Jeff Bezos‘ fiancée Lauren Sánchez made history on Monday, becoming part of the first all-female crew to launch toward space in the 21st century. The last time was in 1963 when cosmonaut Valentina Tereshkova became the first woman in space.
Katy Perry, Gayle King, Aisha Bowe, Amanda Nguyen, and Kerianne Flynn joined Sánchez on the flight.
“It was a feeling of joy and camaraderie. It was a feeling of gratefulness. It was a feeling that we’re doing this,” Sánchez said shortly after returning to Earth.
The journalist and helicopter pilot rode Blue Origin’s New Shepard rocket, which takes space tourists to 62 miles above Earth’s surface — to the Kármán line, which is the internationally recognized boundary between space and our planet.
The rocket is named after the NASA astronaut Alan Shepard, who conducted a similar, brief suborbital flight to become the first American in space in 1961.
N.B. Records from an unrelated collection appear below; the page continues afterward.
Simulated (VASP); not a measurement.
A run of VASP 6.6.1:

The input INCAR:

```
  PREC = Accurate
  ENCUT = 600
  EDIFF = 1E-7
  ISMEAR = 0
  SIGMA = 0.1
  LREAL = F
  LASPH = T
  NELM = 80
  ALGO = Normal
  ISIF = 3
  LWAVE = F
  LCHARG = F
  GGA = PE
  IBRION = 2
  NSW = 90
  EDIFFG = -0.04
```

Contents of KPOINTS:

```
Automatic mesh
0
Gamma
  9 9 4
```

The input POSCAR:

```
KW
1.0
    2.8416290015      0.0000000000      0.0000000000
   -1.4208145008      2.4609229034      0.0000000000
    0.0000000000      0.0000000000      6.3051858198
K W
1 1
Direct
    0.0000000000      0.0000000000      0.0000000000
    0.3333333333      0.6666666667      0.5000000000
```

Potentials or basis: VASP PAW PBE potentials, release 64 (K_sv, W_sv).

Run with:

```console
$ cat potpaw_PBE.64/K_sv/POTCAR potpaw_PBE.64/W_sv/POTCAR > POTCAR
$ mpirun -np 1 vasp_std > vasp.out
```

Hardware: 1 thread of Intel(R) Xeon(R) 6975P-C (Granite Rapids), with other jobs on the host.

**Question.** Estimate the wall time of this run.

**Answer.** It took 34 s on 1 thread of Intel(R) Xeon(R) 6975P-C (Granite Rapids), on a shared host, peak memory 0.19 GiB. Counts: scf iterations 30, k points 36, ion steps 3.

“Alan Shepard did this same exact flight and he became the first American in space, and six women just did the same flight,” Sánchez said.
‘More connected than you realize’
The six women experienced weightlessness for about three minutes before falling back to Earth. Looking out of the rocket’s windows in those few moments of zero-G, Sánchez said she felt connected.
“Earth looked so, it was so quiet,” she said adding that, “You look at it and you’re like — we’re all in this together. That’s all I could think about, like, we’re so connected, more connected than you realize.”
Astronauts have long described similar, overwhelming feelings of awe, unity, and appreciation for Earth’s fragility as they gaze down on our planet from space. They call it “the overview effect.”
Shepard himself said he cried when he saw Earth from the moon during an Apollo mission in 1971. The Star Trek actor William Shatner also cried when he returned from a suborbital Blue Origin flight in 2021, saying: “It has to do with the enormity and the quickness and the suddenness of life and death.”
Sánchez said she was proud of her fellow crew members’ bravery while venturing into the unknown.
“Gayle — you know we were just talking in the capsule — doesn’t even have ear piercings, she’s so afraid to do anything. And she got in that capsule, and I think it profoundly changed her,” Sánchez said.
Bezos founded Blue Origin in 2000 and has been launching tourists to space since the billionaire himself flew on New Shepard’s maiden passenger flight in 2021.
Bezos founded Blue Origin with the idea to help move heavy, polluting industries off our planet and into space, and has said the company could lay the groundwork for one trillion people to live and work in space someday.
This goal is still a long way off but Blue Origin is making progress.
Although New Shepard can only skim the edge of space, in January the company flew its orbital mega-rocket New Glenn for the first time. New Glenn is designed to lift heavy payloads to space and the moon.